On Monday March 8 Kodak announcedthat it would buy Heidelberg's 50% share of Nexpress LLC, and its wholly owned Heidelberg Digital LLC unit. Heidelberg will receive no cash up front, but it will receive up to $150 million in the first two years of an earnout that could last up to five years. Heidelberg has agreed not to compete in the Nexpress 2100 market.

Was it a mistake for these two companies to come together to develop the Nexpress? Is Heidelberg's sale to Kodak the right thing to do now? What does this mean for the customers of these two companies?

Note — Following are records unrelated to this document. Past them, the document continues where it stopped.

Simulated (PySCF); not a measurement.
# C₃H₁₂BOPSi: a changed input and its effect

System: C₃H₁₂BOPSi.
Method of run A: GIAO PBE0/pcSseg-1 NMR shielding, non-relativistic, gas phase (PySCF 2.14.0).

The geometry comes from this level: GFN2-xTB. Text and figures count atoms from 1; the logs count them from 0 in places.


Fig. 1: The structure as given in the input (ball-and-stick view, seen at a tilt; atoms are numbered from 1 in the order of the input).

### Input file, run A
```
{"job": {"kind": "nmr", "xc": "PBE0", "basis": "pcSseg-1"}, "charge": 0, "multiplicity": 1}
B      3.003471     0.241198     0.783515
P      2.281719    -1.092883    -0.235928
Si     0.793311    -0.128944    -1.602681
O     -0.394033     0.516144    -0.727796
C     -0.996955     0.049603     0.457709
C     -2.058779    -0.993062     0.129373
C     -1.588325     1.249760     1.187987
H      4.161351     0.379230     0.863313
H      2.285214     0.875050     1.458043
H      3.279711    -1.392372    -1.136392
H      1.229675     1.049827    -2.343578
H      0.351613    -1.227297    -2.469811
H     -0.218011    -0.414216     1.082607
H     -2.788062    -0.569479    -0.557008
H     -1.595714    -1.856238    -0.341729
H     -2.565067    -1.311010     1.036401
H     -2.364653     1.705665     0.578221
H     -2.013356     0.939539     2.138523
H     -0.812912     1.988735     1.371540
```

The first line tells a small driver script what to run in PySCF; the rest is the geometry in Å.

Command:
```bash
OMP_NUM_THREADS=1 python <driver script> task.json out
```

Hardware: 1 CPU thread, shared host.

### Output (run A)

When the joint venture was announced in 1997, analysts' projections for growth in the digital color market were very optimistic. These projections proved to be inaccurate. Whether the shortfall is due to the recession, the events of September 11, 2001, or the wars in Afghanistan and Iraq is immaterial. This was an intelligent business decision based on the facts available at the time. In light of the events that have unfolded over the past seven years and the market conditions today, it's an intelligent decision for the companies to part ways now.

Great companies devote themselves to understanding their customers' needs and finding ways to address those needs by bringing new technologies and solutions to the market. As time passes and things change, the best companies adapt their strategies to the new environment and move on.

I started my career at IBM. IBM was originally a timeclock manufacturer. They evolved from timeclocks to mainframe computers. When personal computers came on the scene, IBM developed a line of PCs. IBM has continued to evolve since then, with a growing presence in software and services.

Kodak has an historic dependence on film. Film has been very good to Kodak, but times change. Kodak is in the process of reinventing itself. It has brought in strong new management to aggressively pursue the growing digital print market. This is good for the company, its customers and its investors.

The printing industry was built on the backs of entrepreneurs and managers who thought big and refused to listen to those who said they couldn't succeed. It was built by men and women who experienced failure and came back to succeed against all odds. Wayne Gretzky once said "You miss 100% of the shots you don't take." Setbacks such as this one are a part of the process of building a great company. It may be painful in the short run, but it is evidence of a company thinking big, trying new things, and then making adjustments when the unexpected happens.

I believe that both Kodak and Heidelberg's customers are better off as a result of this transaction. Both companies are reworking their strategic plans to fit the current environment. The process of trying new things and making adjustments is a healthy one for a business and its customers.